The cost to insure against a debt default by Turkey’s government in the next five years surged, heading for the highest closing level in almost two decades.
Credit default swaps rose as high as 870 basis points on Monday, reflecting investor concerns over a deepening rout in the lira and the government’s reliance on unorthodox monetary policies to support it. The advance took the CDS contracts above the level reached during the 2008 global financial crisis and all the way back to 2003, the year Recep Tayyip Erdogan became Turkey’s prime minister.
Under rising CDS pressure, the yield on the country’s 10-year dollar bonds rose to an all-time high of 10.6% on Monday.
The Treasury was forced into action on June 9 after currency losses accelerated on President Erdogan’s announcement that his government would continue rate cuts even as inflation soared.
To curb credit growth and support the lira, the central bank will double the reserve requirement ratio for lira-denominated commercial cash loans to 20% while the banking regulator shortened debt repayment periods for consumers. The Treasury and Finance Ministry said they will sell the new lira-based revenue indexed bonds in an attempt to deter retail investors from dollar purchases.
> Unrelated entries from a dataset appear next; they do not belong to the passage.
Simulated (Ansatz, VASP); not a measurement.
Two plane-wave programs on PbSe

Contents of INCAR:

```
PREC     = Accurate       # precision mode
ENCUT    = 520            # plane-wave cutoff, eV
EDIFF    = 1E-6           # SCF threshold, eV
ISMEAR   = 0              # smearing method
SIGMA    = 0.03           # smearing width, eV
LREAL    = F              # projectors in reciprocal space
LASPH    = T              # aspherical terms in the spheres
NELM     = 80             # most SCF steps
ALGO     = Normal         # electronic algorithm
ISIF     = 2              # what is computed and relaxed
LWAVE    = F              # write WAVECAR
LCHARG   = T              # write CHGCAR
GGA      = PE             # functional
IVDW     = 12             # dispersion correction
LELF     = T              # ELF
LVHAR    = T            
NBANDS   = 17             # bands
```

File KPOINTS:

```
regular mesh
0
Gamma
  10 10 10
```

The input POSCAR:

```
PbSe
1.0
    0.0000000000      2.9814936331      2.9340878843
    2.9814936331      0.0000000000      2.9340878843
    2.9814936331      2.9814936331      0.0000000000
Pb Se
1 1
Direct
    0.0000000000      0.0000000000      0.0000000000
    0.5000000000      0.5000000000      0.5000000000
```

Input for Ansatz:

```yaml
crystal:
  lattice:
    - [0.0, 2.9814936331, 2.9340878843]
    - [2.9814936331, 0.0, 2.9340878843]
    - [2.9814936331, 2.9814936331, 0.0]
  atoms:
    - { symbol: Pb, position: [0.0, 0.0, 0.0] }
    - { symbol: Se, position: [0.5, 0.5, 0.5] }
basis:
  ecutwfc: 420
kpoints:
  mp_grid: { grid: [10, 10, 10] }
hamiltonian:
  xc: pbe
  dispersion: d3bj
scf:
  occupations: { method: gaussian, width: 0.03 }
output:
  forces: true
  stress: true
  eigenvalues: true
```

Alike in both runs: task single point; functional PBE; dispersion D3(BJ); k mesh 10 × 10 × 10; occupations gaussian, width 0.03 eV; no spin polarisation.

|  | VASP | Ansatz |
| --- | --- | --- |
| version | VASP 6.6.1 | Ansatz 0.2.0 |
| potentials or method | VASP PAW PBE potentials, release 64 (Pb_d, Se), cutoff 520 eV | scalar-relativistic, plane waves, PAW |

“The increased chance of recession in the US, the unsupportive Fed policy, the soaring US yields and the shaky lira — due to a brittle central bank policy — boost the Turkish CDS, and it’s probably not the end of the pain,” said Ipek Ozkardeskaya, a senior market analyst at Swissquote Bank.
The lira has lost 23% this year and is the worst performer among emerging-market peers.
“Investors are increasingly worried about Turkey’s ability to keep its budget under control while spending so heavily to conduct a mission impossible policy on the FX front,” Ozkardeskaya said.